LONDON—Unilad, the UK media site that has grown to become one of Facebook's most popular content producers, has brought in Manifest London to help it build on its success in reaching Gen-Y males.

The company, whose 100m page views per month are driven by a Facebook community of almost 10m, is aiming to outgrow its reputation for trivial lad-focused videos, via a content strategy that now includes news, entertainment and documentaries.

As well as focusing on what it calls "more mature and intelligent content", Manifest’s remit also includes establishing it Unilad as a global platform for tackling issues that matter to Generation Y, such as homelessness, male suicide, gender equality and mental illness.

"If you have social power, you also have social responsibility and you must make the most of that in the right way," said Unilad founder/CEO Liam Harrington. "Unilad is important because we give a generation the chance to speak, laugh, communicate, and learn. Yes, we give people a laugh at work, but that doesn’t mean we can’t educate, inform and inspire too."

Harrington added that the site wants to redefine the typical tabloid vs broadsheet media mentality. "Old media has suggested that if you find something funny, you can’t then indulge in something serious from the same channel," he said. "We believe you can."

Since launching in 2014, Unilad has grown to become one of the top five video producers on Facebook. The company is not associated with, a controversial site that shut down in 2012 after being accused of condoning rape and sexual violence.
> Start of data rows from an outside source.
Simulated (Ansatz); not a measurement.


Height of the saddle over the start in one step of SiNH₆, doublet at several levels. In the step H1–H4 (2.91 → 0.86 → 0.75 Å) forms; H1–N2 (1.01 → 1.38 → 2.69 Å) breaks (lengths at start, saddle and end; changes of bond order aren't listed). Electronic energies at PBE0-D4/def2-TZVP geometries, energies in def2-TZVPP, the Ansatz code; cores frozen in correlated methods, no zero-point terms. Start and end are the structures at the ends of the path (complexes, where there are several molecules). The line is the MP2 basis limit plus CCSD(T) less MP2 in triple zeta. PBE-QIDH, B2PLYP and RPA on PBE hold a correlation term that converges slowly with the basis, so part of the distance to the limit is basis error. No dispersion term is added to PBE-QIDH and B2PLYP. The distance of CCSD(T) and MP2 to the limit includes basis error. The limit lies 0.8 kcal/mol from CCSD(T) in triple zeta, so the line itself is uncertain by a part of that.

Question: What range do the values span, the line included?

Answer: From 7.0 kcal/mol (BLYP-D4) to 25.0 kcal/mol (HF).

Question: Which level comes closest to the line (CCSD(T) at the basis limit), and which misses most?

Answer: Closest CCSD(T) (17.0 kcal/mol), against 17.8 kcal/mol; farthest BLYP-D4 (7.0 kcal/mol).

Manifest's London and New York offices will aim to build Unilad's brand presence along with the profile of founders Harrington and Sam Bentley.

"Their format of quick, current, contemporary content – be it serious or humorous – is attracting a broad and engaged audience across the digital media spectrum," said Manifest CEO Alex Myers. "At Manifest we work with brands looking not simply to compete in their industry, but redefine it and the brief from Unilad demonstrates their ambition to do just that."